Bresnan took three wickets for just 10 runs as the Windies slipped to 61 for six last night although Marlon Samuels' unbeaten 76 ensured England did not have things all their own way.
"We're obviously delighted to get over the line but again it was quite hard work in this Test match," said Strauss.
"We'd gotten ourselves in position where we felt where we could really take this game by the scruff of the neck but all credit to the West Indies, they came back at us there.
"We're just delighted to have won it, it's been a hot, hard four days, there's been some good performances from the lads and it's a well-earned victory."
With an unassailable lead guaranteed, England have the luxury of opting to rest some of their star bowlers, with series against Australia and South Africa to come later this summer.

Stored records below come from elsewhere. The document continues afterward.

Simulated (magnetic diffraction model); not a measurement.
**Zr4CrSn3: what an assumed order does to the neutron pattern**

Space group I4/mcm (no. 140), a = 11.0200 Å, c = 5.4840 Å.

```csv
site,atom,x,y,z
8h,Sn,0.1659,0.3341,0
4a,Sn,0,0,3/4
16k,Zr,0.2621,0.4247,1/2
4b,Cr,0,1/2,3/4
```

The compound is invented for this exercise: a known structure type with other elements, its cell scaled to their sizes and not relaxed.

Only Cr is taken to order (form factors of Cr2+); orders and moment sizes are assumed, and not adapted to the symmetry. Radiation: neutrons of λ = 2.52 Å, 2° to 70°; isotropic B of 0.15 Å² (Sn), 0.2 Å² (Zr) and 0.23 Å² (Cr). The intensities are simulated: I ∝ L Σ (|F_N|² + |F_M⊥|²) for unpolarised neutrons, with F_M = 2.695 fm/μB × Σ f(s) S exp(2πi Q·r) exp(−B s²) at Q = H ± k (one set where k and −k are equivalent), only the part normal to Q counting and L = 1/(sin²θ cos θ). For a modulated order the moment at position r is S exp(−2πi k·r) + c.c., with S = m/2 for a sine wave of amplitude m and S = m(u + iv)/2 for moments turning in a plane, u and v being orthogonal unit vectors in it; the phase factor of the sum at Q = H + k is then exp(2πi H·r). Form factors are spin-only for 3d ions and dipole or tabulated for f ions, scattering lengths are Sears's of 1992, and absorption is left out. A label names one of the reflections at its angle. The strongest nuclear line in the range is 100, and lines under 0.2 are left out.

Strauss added: "I think we're going to have to take stock over the next couple of days, see how the bowlers are feeling and then make a decision on what the best side for that third Test is.
"It's always an ongoing thing, trying to work out how much to play our bowlers, how much to play our players and we'll deal with that in the coming days."
Bresnan was named man of the match after his spell last night turned the game in England's favour.
After James Anderson had dismissed Kieran Powell and Adrian Barath and Stuart Broad had taken the wicket of star man Shivnarine Chanderpaul, Yorkshireman Bresnan took three more scalps to leave the Windies reeling.
"To get them six down was a phenomenal effort by all the seamers and it probably took the game away from West Indies," Bresnan said on Sky Sports 1.
"We backed up well and finished it off this morning."
The 27-year-old took eight wickets in the match to add to his 39 not out in England's first innings - and highlight his credentials as a genuine all-rounder.
Bresnan also took his first Test five-wicket haul and struck 90 in his only other five-day match in Nottingham - last year against India.
"I've enjoyed the two Tests I've played here immensely," he added. "The first one against India was where I felt I could play Test cricket as an all-rounder and I've enjoyed this Test match as well.
"You've always got that confidence boost in the back of your mind or when you're thinking 'I've got a five-for here, I can do it again', and I've got runs here as well."
West Indies captain Darren Sammy was left to bemoan his side's lack of concentration.
England looked poised to claim a large first-innings lead at the end of day two, on 259 for two on a largely unresponsive track, but the Windies' bowlers ensured the advantage was just 58 runs by the time the tourists came out to bat for a second time.
Yet, not for the first time in this series, their top order failed to fire and handed the initiative right back to England.
Although Marlon Samuels added to his first-innings 117 with an unbeaten 76, it was not enough as the West Indies crashed to a heavy defeat - much to the chagrin of Sammy.
"I think we just have to be more focused, continue working hard and put a higher price on our wickets," he said.
"We did really well to put ourselves back in the game because on the end of the second day England were looking at a 200 lead but the bowlers fought back .
"We as a batting group have to really appreciate what the bowlers go out and do because we work really hard for the wickets we get against England and when it's our turn to bat we don't really put a high price on our wickets."
Sammy, who scored his first Test century in his side's first innings, acknowledged a lack of focus at crucial times in the game is a common problem and has not ruled out making changes for the third Test.
"It has been affecting us for the last year but still we managed to keep ourselves in the game," he added.
"We really have to consider how we go about playing the cricket, we've been playing for a while now and we're not ready so something has to be done."
England's fast bowling coach David Saker was quick to pay tribute to Bresnan's all-round performance after England wrapped up their seventh home series victory in a row.
Bresnan had been under pressure coming into the match, having registered a duck and taken match figures of one for 144 in the first Test at Lord's.
Yet he answered his critics in fine style at Trent Bridge, and a beaming Saker said: "I've always been really impressed by him.
"I'm really happy for him that he came out and got some wickets in the first innings and then came out and did what he did last night.
"Really happy for him and he contributed with the bat as well.
"He's a great person for our group, he's a likeable sort of lad and you know what you're going to get when you pick him."